A framework for making important decisions: Step 2/4

The process of putting your thoughts on paper is useful as it crystalizes your thinking and may allow your subconscious mind to come up with the right answer in the days, weeks and months following your email to yourself. Step 2 allows you to further refine your thoughts and accelerate the process of coming up with the right answer for you.

Step 2: Get your close friends, mentors and advisers’ opinion

The email to yourself is a great starting point for a productive conversation. I send it to my friends, mentors and advisors and ask them to tell me what they would do if they were me and what they would do if they had to make the decision.

Many of these conversations happen in person, but I found that some of the most productive ones happened iteratively via emails with my more thoughtful friends. Honestly their advice has rarely turned out to be directly applicable or useful given how different we are as individuals and in terms of what motivates us. However, the iterative process of talking through the various is options is tremendously helpful. It helps us consider angles we had not reflected on, narrow down options and generally further our thoughts.

In my case the most useful conversations have been with my friend Ben Lee whom I met at Princeton. He’s extremely introspective and thoughtful and I highly value his insights and questions.

Here are a few examples of our interactions color coded for the sake of clarity. They are far from exhaustive because we would reply on top of replies dozens of times for many of the individual points leading to real depth and analysis but give you a sense for what we discuss. My comments are in red.

From: Fabrice Grinda
Sent: Saturday, August 4, 2012 7:16 AM
To: Benjamin Lee
Subject: RE: Thoughts on what I should do next with my life…

Comments below.

On Mon, Jul 30, 2012 at 11:21 PM, Fabrice Grinda wrote:

1. Leave OLX

In terms of tax optimization is London is that good in terms of taxes? I thought Branson tries hard to keep his companies out of there? Btw, you are still a French citizen?

I am still a French citizen. London is not great for British citizens or for people who earn their income in the UK. No country is great for US citizens or green card holder because they must pay US taxes on their global income no matter where they live. However, the US is one of the only countries to impose that. Citizens of all other countries pay taxes where they live. As I have been a US tax resident for the past 20 years, I pay US taxes on my global income the same way an American would which amounts to something around $25 million for the past few years.
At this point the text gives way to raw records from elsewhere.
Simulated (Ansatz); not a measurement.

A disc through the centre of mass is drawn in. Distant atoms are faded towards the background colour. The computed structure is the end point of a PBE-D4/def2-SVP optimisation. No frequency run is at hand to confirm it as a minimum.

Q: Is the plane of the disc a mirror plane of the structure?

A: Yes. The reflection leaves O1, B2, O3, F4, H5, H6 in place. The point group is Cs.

The UK is great for French citizens. The UK taxes your income in the UK at 45%, but your income outside of the UK is not taxed. Given that most of my income comes from the sale of non-UK startups, I would have paid a maximum of $1 million in taxes over the same period. It’s a HUGE difference.

Now, I love New York and the opportunities that the US has given me, so I don’t mind paying some taxes. The issue is that I foresee tax rates on people like me only going up in the future in the US. I don’t mind paying 25%, but I am not keen to pay 50%. When I started capital gains taxes were 15% federal + 7% New York State + a 3% New York City. Now it’s 19.6% + 9% + 4% and going up… That’s why I never got a green card. I wanted the option of leaving to remain open. In the case of my put on my remaining OLX shares for instance, if I lived in London when I exercised it, I would pay 0% / $0 on the proceeds of the sale.

Given my lifestyle choices where I spend so much time on the road, I actually could already qualify as a non-US taxpayer. I just think it’s fair for me to be paying US taxes while I am notionally based here. We’ll see going forward. That said I have no intention of living my life to maximize my after-tax returns. I just want to maximize my productivity, happiness and wellbeing.

2. Try to convince Craigslist to let me run them

I would think this to be highly unlikely. Buckmeister is a fan of Chomsky. If he does even the slightest bit of background checking on you, he’ll hate your guts. Unless you can somehow bypass Buckmeister, you have no chance whatsoever.

Possibly but Craig refuses to engage on anything business related and just tells me to “speak with Jim” so there is no choice. I realize that Jim and I are fundamentally different, but that does not mean I could not help save / transform / grow their business which he may appreciate. The issue is that I suspect he does not care about the business. Anyway, we’ll see. Shockingly no one in my network seems to know Jim. He’s not on Linkedin. He has not tweeted in years and he did not reply to my email…

3. Try to extract the non-strategic countries out of OLX to have a dividend stream + try the classifieds 3.0 strategy

This sounds interesting, but what is Classifieds 3.0? I seem to have missed that somewhere. With your references to web 3.0, do you mean the “semantic web” which was all the rage several years back? Or are you talking about some other conceptualization of web 3.0?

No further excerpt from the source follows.